That innocent white thread snaking towards the center of the picture is the trail of light left by a guided bullet. Developed by Lockheed Martin each round is four inches long with an optic sensor on its nose. The bullets are steered by fins, auto-correcting at a rate of 30 times per second, while they travel at twice the speed of sound.
Pull the trigger, and it will follow a laser beam to its target, no matter what. When British Army sniper Corporal Craig Harrison, shot two Taliban operatives from a mile-and-a-half away under perfect conditions, it was record breaking stuff.
One day, these bullets will make that seem academic.
If that’s not enough for you, a company called Trackingpoint has is preparing to launch it’s line of Precision Guided Firearms. For 17 grand you can get a bolt action rifle that is affixed with something straight out of the Star Wars. It’s a scope, powered by a Linux computer, and it wants to be your wingman.
First, it tells you the weather conditions and wind speed; all of those things that snipers and hunters need to know, and can already find out from countless other products on the market.
The coolness kicks in the moment you put your target in the crosshairs and push a button. It will track the animal, head of state, alien invader. If they go outside of your field of vision, the scope will point the way, just like the easy setting on Chuck Yeager Air Combat. (There are probably better analogies, but that was the first thing that came to mind. I don’t play many games.) And you can’t pull the trigger until you line up the crosshairs with the original target area.
It all seems pretty frustrating to me, like the nanny controls on your average super car. It seems like, if you are just an average shooter, you might never line up your scope with that first target area. And if you are a marksman, you don’t need it anyway.
But it looks cool, and in a couple of years, when they have hacked them down in size and price, and connected them to a pair of Google Glasses, I might get it, or whatever the Chinese knockoff is called.

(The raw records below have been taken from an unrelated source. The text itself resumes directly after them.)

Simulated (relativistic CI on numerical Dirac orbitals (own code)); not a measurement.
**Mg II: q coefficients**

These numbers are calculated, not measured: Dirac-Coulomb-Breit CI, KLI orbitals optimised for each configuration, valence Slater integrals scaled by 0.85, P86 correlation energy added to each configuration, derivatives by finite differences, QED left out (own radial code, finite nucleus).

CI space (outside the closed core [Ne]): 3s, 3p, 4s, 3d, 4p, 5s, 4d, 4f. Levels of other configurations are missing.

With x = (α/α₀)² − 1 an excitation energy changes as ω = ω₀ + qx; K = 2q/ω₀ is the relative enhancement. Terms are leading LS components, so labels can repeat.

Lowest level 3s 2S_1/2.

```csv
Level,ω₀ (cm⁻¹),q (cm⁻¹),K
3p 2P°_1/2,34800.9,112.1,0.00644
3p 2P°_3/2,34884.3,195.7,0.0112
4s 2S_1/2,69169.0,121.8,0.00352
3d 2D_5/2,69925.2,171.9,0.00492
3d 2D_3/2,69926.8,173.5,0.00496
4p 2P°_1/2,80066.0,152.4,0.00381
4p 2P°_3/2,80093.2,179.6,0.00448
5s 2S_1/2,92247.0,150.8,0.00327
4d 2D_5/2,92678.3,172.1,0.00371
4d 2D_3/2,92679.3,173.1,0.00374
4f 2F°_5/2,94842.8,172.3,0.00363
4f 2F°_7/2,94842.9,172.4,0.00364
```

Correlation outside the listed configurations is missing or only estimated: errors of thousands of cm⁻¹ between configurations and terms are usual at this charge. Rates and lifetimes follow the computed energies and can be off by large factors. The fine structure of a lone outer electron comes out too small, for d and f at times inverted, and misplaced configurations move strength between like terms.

Put that with the guided bullet (I’ll bet someone already has) and you have the technology to turn your average schlub into a stone cold assasin. Or, your average sniper (is there such a thing as an average sniper?) into a modern day super hero/villian.
It’s all very cool, in a bow down to your dystopian overlord kind of way.
I wrote about an extreme sniper competition some time back. Those guys wouldn’t be caught dead with this stuff.